Think about what your company does today. Is it greatly different than what it was doing five or ten years ago?
If you are like most companies, probably not.
While you kept your head down refining the business model that made you successful, a few things happened: Facebook, Amazon, Tesla, Uber, Twitter, LinkedIn, Netflix, smartphones and widespread high speed connectivity that everyone and their toddlers and grandparents are using by default. What your consumers, employees and investors expect (demand) has radically changed. In many cases, what they fundamentally value has shifted.
This has quickly divided companies into two groups: those who successfully navigate these rapid changes and those who fall behind, still clinging to a past that will not return. One will grow market share while the other becomes an acquisition target with ever decreasing value.
Many global market leaders today didn’t exist five years ago. How can a legacy organization hope to survive what’s next given the organizational complexity, internal politics and fear of change they must overcome?
Be open to a new approach
When speaking about corporate innovation, Howard Schultz of Starbucks asked, “If we were competing with Starbucks, what would we do?” You must assume someone right now is creating the next big idea, the one that will kill your business. It’s your job to make sure that next big idea is yours.
Focus on the user
I often see legacy companies point to new tools and technologies as their saviors for the future; they are always wrong. Technology by itself creates complexity, confusion and cost (technical debt). What’s next is defined by the humans they serve, supported by whatever is necessary to get them what they need in the manner they prefer. Another way to say it is, “people, process, technology and always in that order.”
Once you get into this frame of mind, you are free to ask some big questions: Are we still solving the right problems? Could we solve the problem better if we approached it a different way? Are we a product, service or both? What should we stop doing altogether? What are we missing?
Getting honest with yourself about who you are today can be difficult, but it must occur before any positive shifts can happen.
New teams for new challenges
Think you’re ready to act like a scrappy startup and build something amazing?
The curse of any successful new innovation is that it eventually becomes a standard supported by risk adverse sustainment machine. More than likely, your company is staffed with a team that is encouraged not to rock the boat and is actively discouraged to invest time into things that might not work. After all, you already have a model that has worked for a really long time.

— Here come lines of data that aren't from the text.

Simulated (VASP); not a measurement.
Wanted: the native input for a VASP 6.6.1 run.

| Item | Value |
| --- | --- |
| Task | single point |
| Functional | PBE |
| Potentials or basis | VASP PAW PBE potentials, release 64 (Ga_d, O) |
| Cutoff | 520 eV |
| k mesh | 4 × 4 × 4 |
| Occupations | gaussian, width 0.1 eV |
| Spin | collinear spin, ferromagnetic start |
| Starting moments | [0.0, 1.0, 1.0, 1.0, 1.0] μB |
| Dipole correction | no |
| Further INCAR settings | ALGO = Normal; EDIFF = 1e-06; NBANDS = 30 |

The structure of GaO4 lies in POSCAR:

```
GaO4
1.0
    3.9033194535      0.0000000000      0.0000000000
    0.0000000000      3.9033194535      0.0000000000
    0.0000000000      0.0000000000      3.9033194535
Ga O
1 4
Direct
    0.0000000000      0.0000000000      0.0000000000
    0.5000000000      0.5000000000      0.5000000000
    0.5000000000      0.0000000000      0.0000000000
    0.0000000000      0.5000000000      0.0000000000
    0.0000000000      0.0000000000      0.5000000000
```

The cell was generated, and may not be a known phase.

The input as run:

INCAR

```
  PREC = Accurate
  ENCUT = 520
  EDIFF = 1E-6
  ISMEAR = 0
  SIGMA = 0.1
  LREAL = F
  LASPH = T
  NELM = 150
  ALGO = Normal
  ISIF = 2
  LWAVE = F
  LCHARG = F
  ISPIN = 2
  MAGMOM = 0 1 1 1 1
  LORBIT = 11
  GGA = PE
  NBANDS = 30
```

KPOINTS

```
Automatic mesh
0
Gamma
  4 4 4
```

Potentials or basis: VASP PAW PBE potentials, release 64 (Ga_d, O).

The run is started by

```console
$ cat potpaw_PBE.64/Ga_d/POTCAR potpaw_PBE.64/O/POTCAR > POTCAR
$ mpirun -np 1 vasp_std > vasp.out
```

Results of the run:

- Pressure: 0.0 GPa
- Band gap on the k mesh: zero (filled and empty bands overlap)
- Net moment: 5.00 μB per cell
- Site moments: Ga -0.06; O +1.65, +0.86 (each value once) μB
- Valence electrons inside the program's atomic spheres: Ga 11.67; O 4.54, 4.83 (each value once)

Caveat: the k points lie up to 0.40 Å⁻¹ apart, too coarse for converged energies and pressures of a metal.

A new approach requires a different kind of team. Not to replace the team you have (remember, they are all super busy keeping the current business running and that is really important), but to augment it with a skill set you haven’t had for a very long time. One that embraces risk, sees failure as the best teacher and is built for speed. Gartner calls this a “
Bimodal Approach,” but you can also think of it as “moving fast
without breaking things.”
Hiring, managing and retaining these team members can be extremely difficult for existing corporations. These people could get a job anywhere, are mission oriented and greatly value quality of life. Getting a team of free thinking innovators to fit within your sustainment structure (cubicles, slacks and ties, rigid hierarchy) simply might not be possible. In order to compete for this type of talent, some companies create satellite offices tailor-made for creativity and innovation – provided they have the necessary recruiting resources and senior management for oversight. Other companies have engaged firms “purpose built” to drive technical innovation and serve as an extension of the internal team, helping them to think differently about their business and support identified programs.
Today, its far more common to see large corporations acquire young competitors with an interesting idea and fold them into their sustainment culture. The scrappy, fast moving founders are pushed out within a few months (often unintentionally), wait for their non compete to expire and create a new mousetrap to be acquired by yet another legacy organization ill prepared to retain them.
Regardless if you choose to build, borrow or buy innovation, now is the time to try something. The change your industry has experienced over the past ten years is nothing compared to what’s on the way. Follow your consumer, be open minded about how best to serve them and surround yourself with people who move a lot faster than you. Getting different is unbelievably difficult for large organizations, but it is the price for survival and the clock is ticking.